Energy needed for destroy a celestial spherical object

[Kudekuba]

I have been doing calculations (integrals and derivates) and i found a formula in order to get the Energy needed to disgregate gravitionally a spherical celestial body, it is accurated to calculations on wikipedia and other physics' pages cause the calculation gives the same number as is estimated by those sources. This formula assumes density is equal or grows as much deeper you go to the center of the celestial body. The formula is:

Energy (Low ball) = ( 3 x G x M x M ) / ( 5 x R ) --> Assumes density is constant among the celestial body (Minimum energy)

Energy (High ball) = ( 99 x G x M x M ) / ( 125 x R ) --> Assumes the density is all located at one centered point in the celestial body (Maximum energy)

Where:

G = Universal Gravitational Constant

M = Mass of celestial object

R = Radious of the celestial object

Just in case you want to compare just use the formula to the Earth and the Sun you will see is accurated.

Problem is: It may change the Tier system related to stars, planets and moons.

That is why i ask to have some opinions before posting it to revisions by the calculating staff and people who do calcs.

 

[Antvasima]

@Dark-Carioca @AbaddonTheDisappointment @Aguywhodoesthings @SeijiSetto

Are any of you willing to help out here?

 

[Antvasima]

@TheRustyOne @Jasonsith @Migue79 @Psychomaster35

Your help would also be appreciated here.

 

[Dark-Carioca]

I'm not well-acquainted with celestial destruction feats tbh... but where did this formula come from?

 

[Kudekuba]

I'm not well-acquainted with celestial destruction feats tbh... but where did this formula come from?

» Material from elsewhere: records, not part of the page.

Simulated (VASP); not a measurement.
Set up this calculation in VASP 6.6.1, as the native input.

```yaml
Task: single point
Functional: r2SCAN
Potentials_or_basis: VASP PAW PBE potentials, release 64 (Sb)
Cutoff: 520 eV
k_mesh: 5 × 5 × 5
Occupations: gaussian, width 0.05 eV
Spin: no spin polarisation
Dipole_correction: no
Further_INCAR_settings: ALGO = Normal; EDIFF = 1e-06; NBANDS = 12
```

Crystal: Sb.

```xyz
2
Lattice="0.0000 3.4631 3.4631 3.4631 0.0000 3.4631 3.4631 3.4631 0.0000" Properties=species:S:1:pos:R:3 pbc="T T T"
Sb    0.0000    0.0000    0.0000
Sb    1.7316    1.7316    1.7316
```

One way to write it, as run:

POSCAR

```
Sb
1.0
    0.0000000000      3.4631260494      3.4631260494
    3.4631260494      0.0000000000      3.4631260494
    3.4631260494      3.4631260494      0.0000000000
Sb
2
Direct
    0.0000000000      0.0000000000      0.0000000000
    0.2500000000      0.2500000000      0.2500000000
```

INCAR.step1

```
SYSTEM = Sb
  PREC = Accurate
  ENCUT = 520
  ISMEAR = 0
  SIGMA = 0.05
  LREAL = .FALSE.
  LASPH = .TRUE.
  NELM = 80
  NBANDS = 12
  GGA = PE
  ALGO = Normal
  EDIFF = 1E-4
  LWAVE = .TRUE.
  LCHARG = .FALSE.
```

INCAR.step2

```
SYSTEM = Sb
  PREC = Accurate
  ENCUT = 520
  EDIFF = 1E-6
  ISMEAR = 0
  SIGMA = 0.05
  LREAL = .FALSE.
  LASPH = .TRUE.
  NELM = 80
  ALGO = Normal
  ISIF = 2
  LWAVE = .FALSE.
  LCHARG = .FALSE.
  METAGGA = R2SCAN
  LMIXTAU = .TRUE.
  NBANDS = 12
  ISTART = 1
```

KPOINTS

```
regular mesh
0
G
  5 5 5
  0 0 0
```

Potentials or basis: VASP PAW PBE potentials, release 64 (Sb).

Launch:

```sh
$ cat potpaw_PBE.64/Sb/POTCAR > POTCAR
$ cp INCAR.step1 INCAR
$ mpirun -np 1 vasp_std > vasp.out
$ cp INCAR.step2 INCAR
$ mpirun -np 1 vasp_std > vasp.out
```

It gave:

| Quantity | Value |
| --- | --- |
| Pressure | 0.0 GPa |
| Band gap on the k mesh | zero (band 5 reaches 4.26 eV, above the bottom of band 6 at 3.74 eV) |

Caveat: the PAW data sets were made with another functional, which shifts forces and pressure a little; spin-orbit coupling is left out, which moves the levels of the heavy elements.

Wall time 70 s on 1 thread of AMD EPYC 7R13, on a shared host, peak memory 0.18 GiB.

@Dark-Carioca It comes from integration, if you assume for each layer of sphere has certain density that is proportional to the radius elevated to a certain number that dictates how density shrinks by it (Cause inside the planet the density is higher) then you can calculate the gravitational potential energy of each layer taking into account the previous layers. The integration of that gives you the total amount of energý requiered for a certain celestial body whose density shrinks with radius and have certain total radius. If you select the constant density then it appears the low ball formula, if you asume is a black hole it appears the second formula (High ball Formula).

 

[KLOL506]

@DontTalkDT @Executor_N0

 

[Jasonsith]

We used to slap in the GBE for celestial objects for creation and destruction of them.

Can you cite the source for your new method?

 

[Kudekuba]

We used to slap in the GBE for celestial objects for creation and destruction of them.

Can you cite the source for your new method?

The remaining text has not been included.